Good college teaching is the kind that promises to make the teacher finally superfluous, the kind that leads students to want to continue work in the given subject and to be able to, because they have the necessary intellectual equipment to continue work at a more advanced level. A crass way of putting this goal is to say that the good teacher is out to make converts to his or her field--not necessarily to turn students into majors or professionals in the field, but to turn them into adults who will continue learning in that field, either as professionals or as amateurs. William James once said that you could tell an educated person by his or her way of reading the daily newspaper. (Of course James said "his", not "his or her"). That may seem like a fairly low-level goal. But what kind of success could a teacher claim if a student, ten years later, meeting the subject in some journal, popular or learned, turned away from it in disgust or with the conviction that only boredom lay ahead?

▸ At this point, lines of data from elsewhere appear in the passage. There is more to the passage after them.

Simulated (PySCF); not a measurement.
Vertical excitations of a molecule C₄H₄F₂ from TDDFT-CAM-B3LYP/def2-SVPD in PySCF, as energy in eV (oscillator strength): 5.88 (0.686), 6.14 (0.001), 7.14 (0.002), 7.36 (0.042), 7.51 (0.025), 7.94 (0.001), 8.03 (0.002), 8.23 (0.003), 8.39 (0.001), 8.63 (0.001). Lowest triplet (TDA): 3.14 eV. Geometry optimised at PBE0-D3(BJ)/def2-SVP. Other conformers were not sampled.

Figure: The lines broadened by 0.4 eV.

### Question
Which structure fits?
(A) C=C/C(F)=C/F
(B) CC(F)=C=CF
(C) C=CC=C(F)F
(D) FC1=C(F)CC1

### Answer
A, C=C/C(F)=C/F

What follows for teaching when the teacher tries to ensure that students will want to continue and will be able to continue after the end of ten weeks or a year or four years? Note that our goal is not that the student should want to continue with this teacher; that kind of loving attachment is relatively easy to obtain--and often dangerous when it comes. Love of the teacher is not a goal of teaching but a dispensable and often dangerous byproduct of the goal, which, to repeat, is freedom from the teacher and critical attachment to the subject.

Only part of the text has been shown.